It’s cool that the Steelers are bringing back their vintage 1970s jerseys with the block numbers and letters when they host the Browns on Oct. 28 at Heinz Field.

Since that game is three days before Halloween, however, wouldn’t it have been better if both the Browns and Steelers had worn color-rush jerseys, with the Steelers in all black and the Browns in all orange?

All kidding aside, the Steelers are eschewing their bumblebee throwbacks to commemorate the 40th anniversary of their 1978 championship team.

It’s also the 10th anniversary of the Steelers’ 2008 championship team, or to put it another way, it’s been 10 damn years since the Steelers last won a Super Bowl.

They have the talent to end that dry spell this year, but Ben Roethlisberger, the one remaining player from that 2008 team, suggested that the Steelers didn’t improve their chances of winning a championship in 2018 by taking Mason Rudolph in the third round of the draft.

Roethlisberger said that the Steelers maybe could have used someone who could help the team right away, but later backtracked on those comments and has been helping the rookie at organized team activities.

Sure, Roethlisberger says he wants to play three more years, but the bottom line is he’s 36 years old. There’s no guarantee his body will allow him to play three more years. The Steelers can’t be blamed for trying to stay ahead of the curve on the search for their next franchise quarterback.

No, Roethlisberger shouldn’t have questioned the Steelers’ decision to draft a quarterback. What he should have questioned is their decision to draft one from the Big XII.

Since the conference formed in 1994, 24 of its quarterbacks have been drafted. Of that bunch, only Ryan Tannehill and Sam Bradford have thrown more than 100 touchdown passes in the NFL. They’re also two of the three quarterbacks from that conference – Vince Young is the other – to win 30 games in the NFL, according to Pro Football Reference.

Young and Robert Griffin III are the only Big XII quarterbacks who have had Pro Bowl seasons, and looking at how their careers turned out it’s hard to believe either of them have been to a Pro Bowl.

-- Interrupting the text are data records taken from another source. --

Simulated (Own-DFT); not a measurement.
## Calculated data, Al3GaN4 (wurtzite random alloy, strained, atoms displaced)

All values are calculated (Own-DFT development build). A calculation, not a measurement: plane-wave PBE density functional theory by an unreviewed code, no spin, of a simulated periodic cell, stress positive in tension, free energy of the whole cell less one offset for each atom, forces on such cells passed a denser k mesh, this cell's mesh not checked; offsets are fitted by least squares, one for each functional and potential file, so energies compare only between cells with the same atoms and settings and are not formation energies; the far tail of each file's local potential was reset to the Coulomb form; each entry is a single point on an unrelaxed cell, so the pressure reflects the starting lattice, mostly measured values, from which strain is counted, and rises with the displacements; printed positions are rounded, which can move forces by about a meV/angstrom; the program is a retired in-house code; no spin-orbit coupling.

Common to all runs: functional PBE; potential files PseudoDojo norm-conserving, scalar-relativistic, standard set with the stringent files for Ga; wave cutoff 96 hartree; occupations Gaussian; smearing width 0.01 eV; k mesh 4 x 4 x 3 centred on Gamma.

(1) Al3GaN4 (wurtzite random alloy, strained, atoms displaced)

The main reason the Big XII isn’t the most fertile soil for NFL quarterbacks in the spread offense that’s prevalent in the conference. It doesn’t prepare quarterbacks for what they’ll see at the professional level.

If Rudolph is going to be a worthy successor to Roethlisberger, he’ll have to set the bar higher than Bradford and Tannehill have for Big XII quarterbacks. Baker Mayfield and Patrick Mahomes will have to do the same to return the investment on their draft positions. The Browns chose Mayfield out of Oklahoma with the top overall pick this year and the Chiefs traded up 17 spots last year to take Mahomes from Texas Tech at No. 10.

The history of Big XII quarterbacks in the NFL might not be on Rudolph’s side, but what is on his side is the Steelers’ history with quarterbacks chosen in the third round or earlier.

When it comes to drafting quarterbacks in their modern history, the Steelers have hit two home runs with Roethlisberger and Terry Bradshaw. The rest might seem like a bunch of strikeouts and pop flies, but unlike other franchises the Steelers have at least avoided early-round busts. In fact, Steelers quarterbacks not named Bradshaw or Roethlisberger tend to have more success, however modest, the earlier they’re drafted.

Rudolph, taken with the 76th pick, is the first quarterback the Steelers have drafted before the fourth round since they took Roethlisberger with the 11th pick in 2004. Rudolph is the eighth quarterback the Steelers have taken in the third round or earlier since they drafted Bradshaw in 1970. Six of the first seven have at least one playoff win. The only one who doesn’t is Mike Kruczek, but even he had his moment in the sun when he went 6-0 as a starter in place of an injured Bradshaw in 1976. That was a record for rookie quarterbacks until Roethlisberger won his first 13 career starts in 2004.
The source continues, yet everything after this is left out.